How Financial Capability and Education Can Help Underserved Communities with Kate Mielitz

By Ariel Sankar-Bergmann on 03/10/2017 @ 10:00 AM

Tags: Financial Capability

Kate Mielitz is a Ph.D. Candidate in the Personal Financial Planning Program at Kansas State University and an Accredited Financial Counselor (AFC®). Her research focuses on the financial education and capability of underserved populations, specifically individuals transitioning out of the criminal justice system. To better understand the banking and financial experiences of individuals in reentry, we interviewed Ms. Mielitz about a recent research project.

Tell us about your research design?

Sure. Let me give you a little background on how I began working on this issue. Previously, I worked as a financial educator in Georgia’s Transitional Center system. During this time, I spent a lot of time wondering “was I teaching the right thing?” and more importantly, “was I setting up participants so that they could be financially successful upon their return?” To try and help answer this question, I developed a curriculum and decided to evaluate the effectiveness of that curriculum with the participants in my classes. This process led me to want to do more research on the financial needs of inmates and individuals in reentry.

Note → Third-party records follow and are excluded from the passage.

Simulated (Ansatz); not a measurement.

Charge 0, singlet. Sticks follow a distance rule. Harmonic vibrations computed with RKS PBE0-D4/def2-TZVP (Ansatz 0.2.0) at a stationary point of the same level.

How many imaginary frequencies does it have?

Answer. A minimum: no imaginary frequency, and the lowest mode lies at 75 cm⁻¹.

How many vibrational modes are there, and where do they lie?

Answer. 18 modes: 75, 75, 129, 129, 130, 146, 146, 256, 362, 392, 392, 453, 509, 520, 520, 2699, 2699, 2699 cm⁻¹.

I approached this project in two distinct phases. During the first phase of the project, I wanted to understand if my curriculum was working for my students. The results from that phase of the project were encouraging because inmates who participated in my classes increased their financial knowledge and that increase was statistically significant. I knew though that we needed to get a better understanding of inmates’ general financial knowledge. This led to the second phase of my project where we developed a survey instrument based on the Jump$tart financial literacy survey and began to collect data from inmates who were 90 days from their parole or release date. In addition, we also conducted in-depth interviews with 40 former offenders so that we could really gain a complete picture of how former offenders understand their financial lives. I felt that using this mixed methods approach was important because it allowed us to capture the lived experiences of former offenders along with survey data that measured their understanding of specific financial topics.

What finding were the most surprising to you?

We surveyed 300 inmates who were still incarcerated and less than 60% of respondents were able to answer basic budgeting questions. Less than 50% of respondents were able to answer questions about secured and unsecured borrowing and less than 20% could tell which of the savings account options would be best for long-term savings. Surprisingly, we found that individuals who had more than one incarceration actually had higher financial knowledge but we are not sure what that is attributable to.

During the interviews, the theme of barriers emerged. I defined barrier as being something that inhibited action or change. One of the common barriers I saw was that participants were unable to open a bank account after they were released because the only form of identification they had was a corrections ID. This is a state ID so it’s unclear to me why banks won’t accept it but this creates a real problem for former offenders.

Respondents also lacked an understanding of credit and interest rates. For example, when I asked one respondent why he chose the bank that he chose, he mentioned that the bank was conveniently located and that it had low interest rates. When I probed further, it turned out the low interest rates were on the savings accounts that the bank offered.

Finally, the ways that banks communicate with former offenders can often be a challenge in and of itself. Respondents weren’t always clear about the policies of the bank and were uncomfortable with the ways that bank representatives communicated with them. Compounding this problem is the fact that many former offenders may have been incarcerated for years and during that time our banking system has changed drastically.

What are some of the implications of these findings for programs and policy makers?

From the perspective of the bank, I think they need to be paying more attention to the needs of former offenders. Most banks have a Community Reinvestment Action (CRA) service test and to pass this test they need to be prepared to meet the needs of the communities within their footprint, and that includes the needs of former offenders. Banks should consider offering some sort of non-sales based financial education curriculum, which could benefit the banks and former offenders and would be good for overall reentry policy.

In a broader sense, transitioning out of the criminal justice system and back into the financial world is a key component of helping former offenders have a successful reentry process. We know there is a link between financial knowledge and financial decision making. In order to help former offenders be successful with their own finances it’s critical to start thinking about how we can integrate successful financial education into reentry programs.

What are questions that you feel still need to be answered?

There are three questions that I’m interested in trying to better understand:

  1. We need to identify curriculums and test them in different geographic locations. We tested the curriculum that I created in a large southern state but it’s possible that curriculums will need to be changed and adapted depending on the population.
  2. We need more research to understand how money and financial behaviors are associated with recidivism. In particular, we need to understand the connection between financial strain, knowledge and recidivism.
  3. Finally, we just need better data on the general knowledge and needs of inmates and about how those needs vary at different periods of time in a person’s life.